Cartas a la Familia: A Lesson in Internationalization

Until late 2019, the Center for Digital Research in the Humanities (CDRH) had no multilingual sites. Despite creating and maintaining dozens of sites with content spanning disciplines, the only projects that even came close were the Omaha & Ponca Digital Dictionary, and The Good Person: Excerpts from the Yorùbá Proverb Treasury. Though both of these have contents in multiple languages, the overall websites (navigation, about pages, etc) are English only. With the launch of Cartas a la Familia, or Family Letters, the CDRH has taken its first step at a truly multilingual site with a project that is in both Spanish and English. We are excited that we have built some of the infrastructure needed to create more multilingual sites, and we hope that we have the opportunity to create such projects. If we learned anything from the process of creating Cartas a la Familia, it’s that the hardest part of a multilingual site is not the technology or the language, it’s us. More on that later, but first, the technology!

The landing page for Cartas a la Familia

The Technical Side

Cartas a la Familia was the product of a collaboration between Dr. Isabel Velázquez from UNL’s Department of Modern Languages and Literatures, the Shanahan family of Davey, NE, the Center for Digital Research in the Humanities, and nearly a dozen graduate and undergraduate students. The digital project contains letters spanning decades between family members corresponding between Mexico, Colorado, and Nebraska, photographs from the family’s collection, teaching tools, and analysis about the experience of immigrating to a new community.

It was critical that this project be available in both Spanish and English. Students were already hard at work transcribing and translating letters so that they were available in both Spanish and English. Meanwhile, the CDRH dev team was contemplating a few questions:

Given that the website would be powered by existing CDRH software, Orchid, how could we alter it to support multiple languages?
How could we use our CDRH API and schema, designed for metadata in English, to provide search capabilities?
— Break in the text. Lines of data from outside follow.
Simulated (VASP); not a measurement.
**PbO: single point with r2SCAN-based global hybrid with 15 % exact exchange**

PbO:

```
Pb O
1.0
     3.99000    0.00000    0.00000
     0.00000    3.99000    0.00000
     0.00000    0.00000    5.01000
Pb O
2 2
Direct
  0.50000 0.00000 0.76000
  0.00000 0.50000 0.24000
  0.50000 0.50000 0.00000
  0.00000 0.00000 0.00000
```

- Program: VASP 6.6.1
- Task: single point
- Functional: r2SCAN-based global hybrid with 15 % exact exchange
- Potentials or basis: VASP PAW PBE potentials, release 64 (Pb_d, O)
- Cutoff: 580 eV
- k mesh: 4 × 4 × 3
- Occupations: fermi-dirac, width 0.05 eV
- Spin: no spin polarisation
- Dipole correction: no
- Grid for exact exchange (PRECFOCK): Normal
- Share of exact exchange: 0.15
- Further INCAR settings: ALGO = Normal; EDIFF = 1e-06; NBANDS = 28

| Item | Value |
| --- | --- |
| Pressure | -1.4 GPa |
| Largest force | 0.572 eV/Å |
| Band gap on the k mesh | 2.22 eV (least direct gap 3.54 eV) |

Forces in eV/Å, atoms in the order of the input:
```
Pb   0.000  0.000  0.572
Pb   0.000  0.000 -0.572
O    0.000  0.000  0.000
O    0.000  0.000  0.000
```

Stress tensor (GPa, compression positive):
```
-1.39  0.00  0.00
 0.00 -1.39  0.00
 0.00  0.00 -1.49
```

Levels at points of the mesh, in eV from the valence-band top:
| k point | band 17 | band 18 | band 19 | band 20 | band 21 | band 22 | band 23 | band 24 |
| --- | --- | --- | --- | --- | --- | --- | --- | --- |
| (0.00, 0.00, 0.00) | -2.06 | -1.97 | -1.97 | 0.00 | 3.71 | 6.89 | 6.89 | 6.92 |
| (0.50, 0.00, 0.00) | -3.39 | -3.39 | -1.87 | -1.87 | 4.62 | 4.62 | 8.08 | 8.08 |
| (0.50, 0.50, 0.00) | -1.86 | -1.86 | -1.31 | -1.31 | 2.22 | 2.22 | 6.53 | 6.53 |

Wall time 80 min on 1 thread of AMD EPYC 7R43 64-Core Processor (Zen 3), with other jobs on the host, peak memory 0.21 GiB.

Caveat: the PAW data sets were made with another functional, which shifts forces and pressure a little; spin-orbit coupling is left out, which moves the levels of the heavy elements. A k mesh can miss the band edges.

Certainly, the technologies behind the scenes for question 1 (Ruby on Rails) and 2 (Elasticsearch) have the ability to accommodate many languages, so it was mostly a question of how we would take advantage of those abilities while keeping in mind our own self-imposed limitations for things like schema complexity and number of fields. Let’s look at the questions more closely.

Ruby on Rails: Orchid

Several years ago, the dev team at the CDRH recognized the need to create some sort of template for websites based around images or documents. Many of our websites had the same needs — searching, browsing, and general issues like responsive design and accessibility. In response to this, we created Orchid, a Ruby on Rails engine which spins up a new site which connects to our API, provides a customizable search and browse interface, and sets up a basic URL structure. We use it to power most of our modern sites, such as The Willa Cather Archive. The great news for us in terms of supporting multiple-languages is that Ruby on Rails offers internationalization (I18n) features.

screenshot of search results on willa cather archive, with side bar, individual results, pagination, and sorting — Nearly all of the elements of the search on the Willa Cather Archive, seen here, are provided by Orchid as default functionality. This means that new projects do not need to worry about pagination, filtering, sorting, and basic display.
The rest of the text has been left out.